THE INEVITABLE
DISCOVERY EXCEPTION, PRIMARY EVIDENCE, AND THE EMASCULATION OF THE FOURTH
AMENDMENT
INTRODUCTION
The exclusionary rule
ordinarily bars the admission of evidence obtained by the government in violation of the Constitution. The rule extends
beyond the direct products of illegal government conduct to evidence derived
from illegal conduct, or "fruit of the poisonous tree.” Although the rule
originally was established to deter official misconduct and preserve the
integrity of the judicial system, the judicial integrity rationale has lost
favor in recent years leading the courts to invoke the exclusionary rule
primarily to deter illegal conduct. Recognizing the cost imposed on society by
the exclusionary rule, the Supreme Court has developed exceptions that apply
when the deterrent purpose would not be achieved.
One such exception,
the inevitable discovery rule, admits illegally obtained evidence that the
court finds ultimately would have been obtained by legal means. Recently,
confusion has arisen as to the scope of this exception. The exception clearly
applies to the fruit of the poisonous tree, or derivative evidence, but the
courts are divided as to whether the exception also should apply to primary
evidence. Although the Supreme Court has
suggested that the exception is limited to derivative evidence, the Court has
not clarified whether primary evidence ever is admissible under the inevitable
discovery exception. This Note argues that permitting the prosecution to use
the direct products of official misconduct at trial substantially weakens the
protections afforded by the
fourth amendment. Part I of this Note
discusses the Supreme Court's adoption of the inevitable discovery exception.
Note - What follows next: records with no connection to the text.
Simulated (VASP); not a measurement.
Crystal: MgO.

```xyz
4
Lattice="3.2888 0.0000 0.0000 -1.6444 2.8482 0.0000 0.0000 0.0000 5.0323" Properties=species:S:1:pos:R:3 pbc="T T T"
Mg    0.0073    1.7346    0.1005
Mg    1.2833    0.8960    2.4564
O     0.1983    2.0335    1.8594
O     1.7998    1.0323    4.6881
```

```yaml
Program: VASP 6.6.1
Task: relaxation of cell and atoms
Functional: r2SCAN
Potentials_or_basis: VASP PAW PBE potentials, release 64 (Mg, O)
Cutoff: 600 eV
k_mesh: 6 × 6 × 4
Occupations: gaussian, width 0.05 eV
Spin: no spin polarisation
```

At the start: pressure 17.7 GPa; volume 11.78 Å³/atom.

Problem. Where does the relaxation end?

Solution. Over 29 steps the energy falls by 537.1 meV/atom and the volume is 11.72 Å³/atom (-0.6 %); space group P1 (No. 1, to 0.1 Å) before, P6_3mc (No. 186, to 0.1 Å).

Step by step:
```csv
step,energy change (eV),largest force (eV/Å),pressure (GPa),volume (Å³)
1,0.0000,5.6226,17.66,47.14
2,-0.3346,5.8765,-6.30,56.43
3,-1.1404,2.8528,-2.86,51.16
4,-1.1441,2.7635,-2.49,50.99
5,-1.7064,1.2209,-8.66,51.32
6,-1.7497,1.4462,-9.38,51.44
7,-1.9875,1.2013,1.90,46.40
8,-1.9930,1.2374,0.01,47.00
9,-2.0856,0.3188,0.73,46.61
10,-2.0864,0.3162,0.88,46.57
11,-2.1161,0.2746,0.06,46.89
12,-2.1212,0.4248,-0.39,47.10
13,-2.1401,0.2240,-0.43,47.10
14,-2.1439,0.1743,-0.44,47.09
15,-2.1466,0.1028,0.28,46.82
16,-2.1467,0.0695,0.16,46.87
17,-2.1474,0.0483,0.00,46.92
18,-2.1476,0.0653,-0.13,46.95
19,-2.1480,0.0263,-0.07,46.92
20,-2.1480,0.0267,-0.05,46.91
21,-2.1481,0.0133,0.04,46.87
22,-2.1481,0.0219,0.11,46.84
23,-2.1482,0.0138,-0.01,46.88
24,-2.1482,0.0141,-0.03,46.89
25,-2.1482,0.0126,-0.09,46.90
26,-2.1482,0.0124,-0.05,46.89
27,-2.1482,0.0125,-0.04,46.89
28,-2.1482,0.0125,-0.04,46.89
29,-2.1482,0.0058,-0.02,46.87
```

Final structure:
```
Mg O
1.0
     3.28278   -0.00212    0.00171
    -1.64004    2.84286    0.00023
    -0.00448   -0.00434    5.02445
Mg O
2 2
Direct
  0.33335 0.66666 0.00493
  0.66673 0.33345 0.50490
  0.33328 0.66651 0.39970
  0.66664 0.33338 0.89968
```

Part II discusses the distinction between primary and derivative evidence and
the implications of applying the inevitable discovery exception to primary
evidence. Part III argues that in light of the Supreme Court's refusal to apply
the independent source exception to primary evidence, it is inconsistent with
Supreme Court precedent to apply the inevitable discovery exception to primary
evidence, and therefore primary evidence should not be admissible under the
inevitable discovery exception.
I. THE SUPREME COURT'S ADOPTION OF THE
INEVITABLE DISCOVERY RULE
In Nix v. Williams (Williams II) the Supreme Court adopted the inevitable
discovery rule, forty years after it was first applied by lower courts as an exception to the exclusionary rule. Williams II arose from an earlier
case, Brewer v. Williams (Williams I)
in which the Court had affirmed a grant of habeas corpus relief
to the defendant.
In William I, the
defendant had been convicted for the murder of a ten-year-old girl. At trial,
certain incriminating statements made by the defendant, and testimony
concerning the condition and location of the victim's body, had been admitted
into evidence over the defendant's objections. The Supreme Court affirmed the
reversal of the defendant's conviction because the evidence admitted against
him had been obtained in violation of his sixth amendment right to counsel. The
Court held that, by subjecting the defendant to a manipulative "Christian
burial speech," the police had deliberately elicited the defendant's
incriminating statements which led them to the body. The State of Iowa retried
the defendant. In the second trial, the defendant's incriminating statements
were not admitted into evidence, but testimony relating to the condition and
location of the body was admitted. The Supreme Court approved the second murder
conviction in Williams II by adopting the inevitable discovery exception
to the exclusionary rule. The Court held that illegally obtained evidence is
admissible if the prosecution can show by a preponderance of the evidence that
the information “ultimately or inevitably would have been discovered by lawful
means."
Although the evidence
admitted at trial concerning the location and condition of the victim's body
was obtained in violation of the sixth amendment, at the time the police
illegally interrogated the defendant approximately volunteers were searching
for the body." The Court held that the evidence respecting the body was
admissible because it inevitably would have been discovered by the search
party.
The Court justified
the inevitable discovery exception by stating that the exclusionary rule seeks
to restore the police to the same position they would have been in absent the
illegality. The Court reasoned that excluding evidence that inevitably would
have been discovered puts the police in a worse position than they would
have occupied. Admitting the evidence does
not put them in a better position because they would have discovered the
evidence even absent the illegal conduct. Thus, the admission of evidence under
the inevitable discovery exception restores the "status quo ante."
Although in Williams
II, the inevitable discovery rule was used to admit derivative evidence
obtained in violation of the defendant's sixth amendment rights, lower courts
have extended the holding to apply to fourth and fifth amendment violations.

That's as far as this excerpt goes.